ADR 0003: OPQ-P over OPQ-NP¶
Date: 2026-04-21 Status: accepted
Context¶
OPQ (Ge et al., 2013) learns an orthogonal rotation that balances
per-subspace variance before PQ encoding. Orthogonality preserves
inner products, so <q, x> == <Rq, Rx>, and the rest of the search
pipeline is unchanged.
The original paper proposes two variants:
- OPQ-NP (non-parametric). Alternating optimisation: freeze R,
refit the PQ codebooks on
X R; freeze the codebooks, refit R as the orthogonal Procrustes solution. Typically 5-10 outer iterations until convergence. Best reported recall. - OPQ-P (parametric). Assume a centred Gaussian source. The optimal R is the sorted eigenvector matrix of the covariance with a round-robin subspace allocation that spreads high-variance directions across subspaces. One eigendecomposition, no outer loop. Faster to fit, slightly lower recall.

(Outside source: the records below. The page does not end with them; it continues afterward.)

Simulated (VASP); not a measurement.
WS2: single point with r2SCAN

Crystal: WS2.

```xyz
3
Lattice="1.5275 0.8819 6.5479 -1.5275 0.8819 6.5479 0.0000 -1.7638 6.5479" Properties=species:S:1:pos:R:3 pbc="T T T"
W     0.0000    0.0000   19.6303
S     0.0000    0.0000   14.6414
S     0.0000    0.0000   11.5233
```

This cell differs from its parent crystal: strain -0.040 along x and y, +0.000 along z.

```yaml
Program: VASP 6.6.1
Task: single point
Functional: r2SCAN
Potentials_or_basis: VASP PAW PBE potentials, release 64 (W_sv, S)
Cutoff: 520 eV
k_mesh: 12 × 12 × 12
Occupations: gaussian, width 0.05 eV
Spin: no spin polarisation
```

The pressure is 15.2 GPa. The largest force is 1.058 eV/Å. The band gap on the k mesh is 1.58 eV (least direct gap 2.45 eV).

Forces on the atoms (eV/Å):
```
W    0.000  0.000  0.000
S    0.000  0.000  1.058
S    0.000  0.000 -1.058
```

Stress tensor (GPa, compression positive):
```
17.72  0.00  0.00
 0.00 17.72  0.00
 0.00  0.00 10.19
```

On BEIR FIQA (BGE-small, dim=384) measured by us at three M values:
| M | d_sub | PQ baseline | OPQ-P | delta |
|---|---|---|---|---|
| 48 | 8 | 0.553 | 0.656 | +10.3pp |
| 96 | 4 | 0.767 | 0.812 | +4.6pp |
| 192 | 2 | 0.932 | 0.931 | 0 |
Published OPQ-NP numbers on comparable setups report an additional +0.3-0.8 percentage points on top of OPQ-P, at the cost of the iterative fit loop: minutes instead of seconds at N = 100k-1M.
Decision¶
Ship OPQ-P. The flag is use_opq=True on both PQSnapIndex and
IVFPQSnapIndex, defaults to False.
fit_opq_rotation does:
- Centre X (per-chunk, float32 arithmetic; ADR 0005).
- Accumulate
(d, d)covariance in float64 chunks. np.linalg.eighon the(d, d)covariance.- Sort eigenvectors by eigenvalue descending.
- Round-robin to
Msubspaces of sized / M: eigenvectorigoes to subspacei % M. Spreads high-variance directions across subspaces. - Return the stacked column matrix as a
(d, d)float32 rotation.
Consequences¶
fit()stays in the seconds-range for the sizes we target (10k-1M training rows). A library positioned as "laptop-local ANN with predictable latency" would be poorly served by an iterative outer loop that turns fit into a multi-minute job.- We leave 0.3-0.8 pp of recall on the table at configurations
where OPQ already helps. On configurations where OPQ-P gives
zero gain (
d_sub < 4), OPQ-NP also gives zero gain; neither variant has structure to exploit. - The parametric assumption (centred Gaussian source) is violated
on real embeddings, but in the regime where OPQ helps at all
(
d_sub >= 4), OPQ-P captures most of the available gain. - OPQ-NP remains a possible future addition. It would be a
separate fit function, not a flag on
fit_opq_rotation, because its outer loop interleaves with PQ codebook training. If added, it supersedes neither this ADR nor the existinguse_opqsemantics -- it is a strictly additional option. - Anyone tempted to "just add a few iterations" to the current parametric path should know that is not what makes OPQ-NP work. The non-parametric variant also refits the PQ codebooks at each iteration; a rotation-only loop converges to the OPQ-P solution.